My fellow atheists are such a disappointment to me. For example, this morning on Avedon Carol's Sideshow blog, I read this account of Hitchens's performance at the Freedom from Religion Convention:
He told us what the most serious threat to the West was (and you know this line already): it was Islam. Then he accused the audience of being soft on Islam, of being the kind of vague atheists who refuse to see the threat for what it was, a clash of civilizations, and of being too weak to do what was necessary, which was to spill blood to defeat the enemy. Along the way he told us who his choice for president was right now — Rudy Giuliani — and that Obama was a fool, Clinton was a pandering closet fundamentalist, and that he was less than thrilled about all the support among the FFRF for the Democratic party. We cannot afford to allow the Iranian theocracy to arm itself with nuclear weapons (something I entirely sympathize with), and that the only solution is to go in there with bombs and marines and blow it all up. The way to win the war is to kill so many Moslems that they begin to question whether they can bear the mounting casualties.Avedon commented, "Hitchens' 'atheism' turns out to be indistinguishable from everything he's said is wrong with religion, Jihad, Crusades, and all." I'd noticed that about Hitchens too, and not just Hitchens. Sam Harris is a big supporter of the "war on terror" too, and The End of Faith bore a blurb from torture supporter (and plagiarist, and all-round liar and thug) Alan Dershowitz. I checked the book's index when I noticed that, and found that it contained a long attack on Noam Chomsky, which is one reason I still haven't read it. But I did read Letter to a Christian Nation, Harris's plea to Christofascists to join the crusade against Islamofascists. As though Christofascists weren't already foaming at the mouth for more Saracen blood! So much for Dawkins's argument that a world without religion would be a world without war, or at least a world with much less of it. To say this doesn't mean that I've started liking religion, only that being an atheist doesn't automatically make you rational, any more than being a theist automatically makes you good.

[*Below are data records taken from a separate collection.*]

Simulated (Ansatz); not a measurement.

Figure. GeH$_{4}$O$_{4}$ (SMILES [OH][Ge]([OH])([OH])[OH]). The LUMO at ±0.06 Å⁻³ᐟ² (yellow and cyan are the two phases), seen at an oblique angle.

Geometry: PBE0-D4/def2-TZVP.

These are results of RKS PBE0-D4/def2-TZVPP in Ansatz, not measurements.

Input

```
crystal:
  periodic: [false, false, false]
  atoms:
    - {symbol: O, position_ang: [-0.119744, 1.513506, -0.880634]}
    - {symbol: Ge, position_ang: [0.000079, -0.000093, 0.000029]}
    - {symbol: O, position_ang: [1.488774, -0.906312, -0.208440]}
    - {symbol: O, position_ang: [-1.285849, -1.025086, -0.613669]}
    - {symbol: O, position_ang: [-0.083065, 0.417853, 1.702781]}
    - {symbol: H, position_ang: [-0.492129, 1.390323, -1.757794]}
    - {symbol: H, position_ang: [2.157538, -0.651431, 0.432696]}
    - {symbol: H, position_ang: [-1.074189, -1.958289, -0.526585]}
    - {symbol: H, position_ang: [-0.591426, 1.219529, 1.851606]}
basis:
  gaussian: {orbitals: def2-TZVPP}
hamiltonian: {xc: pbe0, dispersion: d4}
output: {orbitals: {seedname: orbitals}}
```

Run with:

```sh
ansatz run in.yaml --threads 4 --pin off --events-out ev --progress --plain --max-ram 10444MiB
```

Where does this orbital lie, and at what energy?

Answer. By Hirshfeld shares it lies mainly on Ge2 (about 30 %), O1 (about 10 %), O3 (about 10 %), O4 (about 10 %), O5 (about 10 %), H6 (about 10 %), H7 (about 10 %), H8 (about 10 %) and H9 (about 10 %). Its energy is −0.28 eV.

Thanks to Avedon's link to Maureen Dowd, I found this piece ("Carson-Era Humor, Post-Colbert", which may or may not work -- you may have to go to the Dowd piece to get to it) which also mentions Hitchens: "Mr. Hitchens, a one-time pariah for his support of the Iraq invasion and his savaging of Mother Teresa, still serves as something of a social arbiter in Washington." Social arbiter? Still? That's even more discrediting than supporting the Iraq invasion and endorsing Bush in 2004. "One-time pariah"? Why not "still", especially since he keeps adding reasons to shun him?